“I’m John Kerry, and I’m reporting for duty.”
Who can forget this now-infamous July 29, 2004, Democratic National Convention acceptance speech when the party’s nominee publicly set his course for the next few months?
“At the heart of the 2004 presidential campaign was a long-deferred national debate over whether American troops had systematically committed war crimes in Vietnam, as John Kerry and other activists had insisted, and as Hollywood, the media and much of the American public had long assumed,” begins Chapter One of To Set the Record Straight: How Swift Boat Veterans, POWs and the New Media Defeated John Kerry.
At root, co-authors Scott Swett and Tim Ziegler provide readers a remarkable and painstakingly notated historical account of the cultural war that coursed beneath the 2004 presidential election—a cultural war that pitted mainstream media against truth, and brought to the forefront of political influence the likes of Internet bloggers, talk-radio hosts and a handful of humble but righteously indignant veterans who simply refused to cave in on their cause. But on the way toward documenting that point, the book offers much more.
Swett and Ziegler manage to not only give voice but also a bit of peace and retribution to the scores of veterans who saw firsthand or heard through the grapevine how the political sell-out, Kerry, achieved personal gain on the backs, blood and reputations of those he dared classify as colleagues. And it’s this achievement and very emotional battle that will likely resonate loudest with perceptive readers. It’s the heroic struggle of the humble, who came in the form of military veterans armed only with principle, against the powerful and well-connected, who had scores of axes to grind and agendas to enact, that sparks of true Americanism—the little guy takes on the big guy and wins.

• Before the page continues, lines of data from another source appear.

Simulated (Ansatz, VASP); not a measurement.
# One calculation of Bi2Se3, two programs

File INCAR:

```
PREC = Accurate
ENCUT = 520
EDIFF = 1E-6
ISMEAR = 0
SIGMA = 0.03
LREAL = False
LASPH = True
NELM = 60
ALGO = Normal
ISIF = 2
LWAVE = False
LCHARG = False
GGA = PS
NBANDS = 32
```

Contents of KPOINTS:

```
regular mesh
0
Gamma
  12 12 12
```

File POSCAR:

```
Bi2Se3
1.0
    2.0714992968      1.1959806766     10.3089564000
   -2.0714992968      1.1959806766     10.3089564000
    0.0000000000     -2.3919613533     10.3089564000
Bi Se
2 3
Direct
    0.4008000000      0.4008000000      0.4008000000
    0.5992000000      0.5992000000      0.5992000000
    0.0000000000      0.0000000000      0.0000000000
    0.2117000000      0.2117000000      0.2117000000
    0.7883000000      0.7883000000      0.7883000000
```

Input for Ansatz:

It’s not the main point of the authors—call it an additional but unwitting side-effect of the book’s actual goal, which is to show how even the smallest of voices can grow and influence when properly motivated. But if John F. Kerry had not already become synonymous with the word “lie,” he will be after readers complete these 327 pages. The first few chapters alone ought prove enlightening, even to those who thought they knew the extent of Kerry’s philandering days with Communists and Socialists, his classic performance before Congress painting a picture of Americans as baby-killers, rapists and uncontrolled thugs, and how the media lapped it up and couched it in the gentlest of terms.
“On Thursday, April 22, , at the invitation of anti-war Democrat J. William Fulbright of Arkansas, John Kerry presented the Vietnam Veterans Against the War’s allegations and demands to the Senate Committee on Foreign Relations,” the co-authors recount.
Kerry had joined the VVAW in 1970—another notable member, no surprise, was Jane Fonda.
Before the Foreign Relations Committee, Kerry recounted how 150 of the nation’s honorably discharged gathered in Detroit and “told the stories that at times they had personally raped, cut off ears, cut off heads, taped wires from portable telephones to human genitals and turned up the power, cut off limbs, blown up bodies, randomly shot at civilians, razed villages in fashion reminiscent of Genghis Khan, shot cattle and dogs for fun, poisoned food stocks, and generally ravaged the countryside.”
Perhaps this was an expected diatribe from a man from whom the authors remind us called Ho Chi Minh the “George Washington of his country.” But the senators’ response? It was chimes of praise adorned with “bouquets” and near-hero worship, Swett and Ziegler recall, and it didn’t take long for the mainstream media to join the fest.
“ABC, CBS and NBC seemed to be holding a competition to see which could broadcast the longest excerpt from Kerry’s remarks on its evening news report,” they write. “The relentless media promotion of John Kerry and the VVAW reached an absurd pinnacle Friday evening with a commentary by Harry Reasoner of ABC … [who said] Kerry stands out in eloquence and importance among protestors and marveled, ‘rarely, has a case been put more effectively before a committee of the Congress.’ He called Kerry magnificent.”
It was this atmosphere of love a smiling presidential candidate Kerry was no doubt hoping to recapture in 2004 when he saluted a crowd of adoring Democratic fans and camera crews manned by like-minded liberals. But for fed-up veterans who had suffered from or seen the fall-out of Kerry’s character assassination that fueled media opinion and drove public perception so that a uniform was just another spittoon, the time to act had approached.
“For more than 30 years, most Vietnam veterans kept silent as we were maligned as misfits, drug addicts and baby killers. Now that a key creator of that poisonous image is seeking the presidency we have resolved to end our silence. The time has come to set the record straight,” notes a section of Chapter Seven, “Developing a Tap Code.”
That tap code amounted to a concerted media blitz of veterans’ seeking truth. From radio shows, a devastating television ad campaign and press conferences to grassroots uprising, online reporting such as the many stories that broke on HumanEvents.com and a best-selling book, Unfit for Command (published by Regnery, a Human Events sister company), the voice of Swift Vets grew stronger, until not even “Kerry’s effort to discredit [them] by attacking their motives [could] douse the flames,” the co-authors note.
Kerry Plays Victim
Chapter 18 describes “The Aftermath.” It was a delicious irony.
“Kerry, the point man for the most vicious smear campaign ever directed against the U.S. military was playing victim,” the co-authors say.
In the end, it was the voices of the smeared that prevailed: Political, media and Hollywood free-for-all attacks against the military now spark “widespread resentment and active opposition,” Swett and Ziegler found, as “trashing the troops [is] no longer the ticket to fame and success it had been in that long-ago spring of 1971.”